The Birthday of Occupy: Reflections on New York's Fattest
There were several other “meetup” areas surrounding Wall Street with, I’m told, similar numbers of people, plus lots of freelancers who had their own plans. Nobody knows what the real numbers were, but when the corporate media estimated “less than a thousand,” as they all did, it’s because they didn’t understand what was going on. There was never a single mass of people in one place to count. The point was disruption, not a mass rally
We discussed strategy informally and formally in general assembly from 7 a.m. to 8 a.m. and then took off in the direction of Wall Street. The idea was to “civilian” (yeah, that’s a verb) and proceed in small groups as normal pedestrians and seize on opportunities to cause nonviolent chaos as they arose. This really messed up the morbidly obese cops on motor scooters, because they prefer to stay in lines to intimidate demonstrators into remaining on the sidewalk. Since we weren’t demonstrating, and were going every which way on the confusing and windy streets of the financial district, the motor scooters had no one to herd and couldn’t figure out where to go.
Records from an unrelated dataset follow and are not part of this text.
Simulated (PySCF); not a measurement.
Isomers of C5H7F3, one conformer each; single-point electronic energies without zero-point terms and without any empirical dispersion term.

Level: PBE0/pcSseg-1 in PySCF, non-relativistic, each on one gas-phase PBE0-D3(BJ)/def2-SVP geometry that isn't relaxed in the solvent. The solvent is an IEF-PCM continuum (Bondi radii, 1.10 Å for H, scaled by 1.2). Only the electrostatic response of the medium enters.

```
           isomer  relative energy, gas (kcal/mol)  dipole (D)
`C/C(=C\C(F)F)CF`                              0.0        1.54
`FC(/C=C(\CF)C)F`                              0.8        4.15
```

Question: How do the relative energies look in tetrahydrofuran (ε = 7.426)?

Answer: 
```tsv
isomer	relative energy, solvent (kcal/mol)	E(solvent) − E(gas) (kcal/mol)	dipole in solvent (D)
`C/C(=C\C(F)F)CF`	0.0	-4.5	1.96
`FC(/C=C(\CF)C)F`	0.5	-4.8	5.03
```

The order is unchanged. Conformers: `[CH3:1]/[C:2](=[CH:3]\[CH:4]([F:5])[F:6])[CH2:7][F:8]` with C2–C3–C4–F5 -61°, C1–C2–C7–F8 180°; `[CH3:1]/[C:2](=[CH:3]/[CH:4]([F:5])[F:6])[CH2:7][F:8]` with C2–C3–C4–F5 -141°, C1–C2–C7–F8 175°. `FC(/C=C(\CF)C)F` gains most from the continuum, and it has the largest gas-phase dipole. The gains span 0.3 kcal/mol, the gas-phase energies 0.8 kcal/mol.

My small affinity group (or AG) was mostly personal friends from Brooklyn, all gainfully employed and thoroughly disillusioned with capitalism, numbering from six to ten over the course of the morning. We didn’t quite know what we were doing at first, but latched on to a black bloc anarchist group at 9:20 who had the moves for tying up an intersection. I had previously thought of blocking an intersection as sitting down in the middle of the street and refusing to move until the cops came and administered a dose of pepper spray. The anarchists had a technique of “swirling,” which means a bunch of people walk around in a big circle from corner to corner, never letting cars through. It causes a big traffic jam, particularly in the narrow streets of Lower Manhattan, and the police have a hard time getting there. When they do arrive, the swirl goes civilian and everybody runs off to the next unguarded intersection. The police strategy of barricading Wall Street and demanding company IDs from pedestrians was irrelevant. We caused traffic jams wherever the police weren’t. I would guess that a thousand cops were chasing many thousand demonstrators all day and catching very few. It was mass confusion, and it was fun.
So my mostly Brooklyn AG joined the anarchists in a rousing chant of “1-2-3-4, this is fucking class war! 5-6-7-8, eat the rich and smash the state!” as we swirled around an intersection a couple blocks south of Wall Street. It was too much for some asshole in an $80,000 Porsche, who nudged his honking way into and out of the swirl, taking off at a high rate of speed, until he hit the next traffic jam a block away.